Open Teriks opened 4 days ago
This generates a recognizable image, though given the quality of the image, there is definitely something missing from the equation somewhere. Though it seems somewhat possible.
import torch
from compel import Compel, ReturnedEmbeddingsType
from diffusers import StableCascadePriorPipeline, StableCascadeDecoderPipeline
device = 'cuda'
prompt = "an image of a (shiba inu)1.5 donning a spacesuit++"
prior = StableCascadePriorPipeline.from_pretrained("stabilityai/stable-cascade-prior", variant='bf16',
torch_dtype=torch.bfloat16).to(device)
prior_compel = Compel(tokenizer=prior.tokenizer,
text_encoder=prior.text_encoder,
returned_embeddings_type=ReturnedEmbeddingsType.PENULTIMATE_HIDDEN_STATES_NON_NORMALIZED,
requires_pooled=True, device=device)
conditioning, pooled = prior_compel(prompt)
prior_output = prior(
num_inference_steps=20,
guidance_scale=4,
prompt_embeds=conditioning,
prompt_embeds_pooled=pooled.unsqueeze(1))
prior.to('cpu')
decoder = StableCascadeDecoderPipeline.from_pretrained("stabilityai/stable-cascade", variant='bf16',
torch_dtype=torch.float16).to(device)
decoder_compel = Compel(tokenizer=decoder.tokenizer,
text_encoder=decoder.text_encoder,
returned_embeddings_type=ReturnedEmbeddingsType.PENULTIMATE_HIDDEN_STATES_NON_NORMALIZED,
requires_pooled=True,
device=device)
conditioning, pooled = decoder_compel(prompt)

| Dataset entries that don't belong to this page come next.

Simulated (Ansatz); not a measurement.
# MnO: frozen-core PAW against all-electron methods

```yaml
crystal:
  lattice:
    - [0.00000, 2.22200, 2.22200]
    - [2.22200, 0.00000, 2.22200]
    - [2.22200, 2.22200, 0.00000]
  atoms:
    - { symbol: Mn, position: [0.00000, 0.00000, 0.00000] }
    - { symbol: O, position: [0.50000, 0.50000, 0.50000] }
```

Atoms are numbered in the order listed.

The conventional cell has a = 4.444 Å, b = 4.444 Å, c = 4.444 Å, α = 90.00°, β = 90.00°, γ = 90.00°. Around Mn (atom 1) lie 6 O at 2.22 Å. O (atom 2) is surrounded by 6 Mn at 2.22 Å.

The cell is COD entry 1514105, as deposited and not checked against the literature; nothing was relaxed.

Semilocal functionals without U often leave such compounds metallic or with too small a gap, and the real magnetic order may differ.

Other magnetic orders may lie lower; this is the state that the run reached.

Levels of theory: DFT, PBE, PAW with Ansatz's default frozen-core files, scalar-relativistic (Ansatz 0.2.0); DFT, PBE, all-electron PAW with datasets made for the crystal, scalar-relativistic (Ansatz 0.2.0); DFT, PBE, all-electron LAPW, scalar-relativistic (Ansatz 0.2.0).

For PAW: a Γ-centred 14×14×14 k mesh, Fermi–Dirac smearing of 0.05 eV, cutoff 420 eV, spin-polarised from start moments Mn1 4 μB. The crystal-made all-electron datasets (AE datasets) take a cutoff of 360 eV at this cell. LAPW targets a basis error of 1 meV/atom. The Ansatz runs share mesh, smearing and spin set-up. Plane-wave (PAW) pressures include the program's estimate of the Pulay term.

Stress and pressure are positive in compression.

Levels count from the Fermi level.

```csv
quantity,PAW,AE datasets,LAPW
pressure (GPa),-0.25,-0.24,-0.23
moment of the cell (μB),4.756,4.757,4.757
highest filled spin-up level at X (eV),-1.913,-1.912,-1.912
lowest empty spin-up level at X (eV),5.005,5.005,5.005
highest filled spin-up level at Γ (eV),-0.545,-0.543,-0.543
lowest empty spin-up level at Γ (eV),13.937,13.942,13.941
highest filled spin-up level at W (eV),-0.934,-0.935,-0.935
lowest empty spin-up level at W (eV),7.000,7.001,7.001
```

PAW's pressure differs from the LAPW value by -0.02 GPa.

decoder(num_inference_steps=10,
guidance_scale=0.0,
prompt_embeds=conditioning,
prompt_embeds_pooled=pooled.unsqueeze(1),
image_embeddings=prior_output.image_embeddings.half()).images[0].save('test.png')
It seems like it might be possible for this to work with stable cascade?
I am wondering if there is a working snippet for prior + decoder or if it is incompatible at the moment.